SA’s private sector and NGOs are similarly coming up short. The economy will soon complete a decade of nil growth in per capita income and, despite a favourable global environment, SA has nothing resembling a workable growth model within reach. The panel should have drilled down to unpack the core blockages. Instead, it continued the well traveled path of suggesting modest improvements, notwithstanding SA’s dangerously declining fundamentals.
It looks increasingly unlikely that the ANC will find any path toward meaningful introspection before the country and the party suffer unaffordable damage. But why can’t SA’s world class business leaders and its impressive think tanks frame the issues in a way which produces a workable growth model?
Picking through the rhetoric and disappointments, two terms demand attention: social justice; and delusions.
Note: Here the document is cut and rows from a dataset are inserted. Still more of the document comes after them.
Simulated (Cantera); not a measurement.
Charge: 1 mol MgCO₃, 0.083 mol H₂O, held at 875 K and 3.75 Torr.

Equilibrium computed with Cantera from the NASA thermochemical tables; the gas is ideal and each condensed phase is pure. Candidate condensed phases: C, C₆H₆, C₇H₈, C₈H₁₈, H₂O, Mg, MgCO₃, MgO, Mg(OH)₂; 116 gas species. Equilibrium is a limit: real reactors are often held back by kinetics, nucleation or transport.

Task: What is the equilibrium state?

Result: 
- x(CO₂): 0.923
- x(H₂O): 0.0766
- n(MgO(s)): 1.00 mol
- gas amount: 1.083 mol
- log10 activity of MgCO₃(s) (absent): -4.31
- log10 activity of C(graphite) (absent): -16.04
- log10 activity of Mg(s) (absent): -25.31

Given the sophistication of its political structures, media houses, capital markets, businesses, and NGOs, SA should be able to avoid having its national dialogue made dysfunctional by delusional beliefs. Conversely, the South African environment has never spawned high objectivity and nimbleness for addressing tricky justice issues – particularly concerning economics.
Not only were the political shifts necessary for a fair society achieved, that achievement is the primary source of legitimacy for what has been a highly dominant political party. Thus the ANC’s leadership and supporters have expected it to exert its legislative powers to deliver economic justice. Nearly all South Africans have accepted this narrative whereas the evidence that it isn’t working, and can’t work, can be expressed with mathematical clarity.
SA’s upliftment strategy presumes legislation can shape the country’s consumption and investment patterns to foster broad prosperity. The panel should have done the calculations to test whether SA’s purchasing power is adequate to spur high volume poverty alleviation. It isn’t. The anchoring premise that legislation can achieve the widespread changes desired within even two generations is fundamentally misconceived.
SA suffers greatly from two scourges: the epidemic of extreme poverty and AIDS. While health and wealth rhyme and they are both central to well-being, health professionals operate within a hard science realm with well-established protocols.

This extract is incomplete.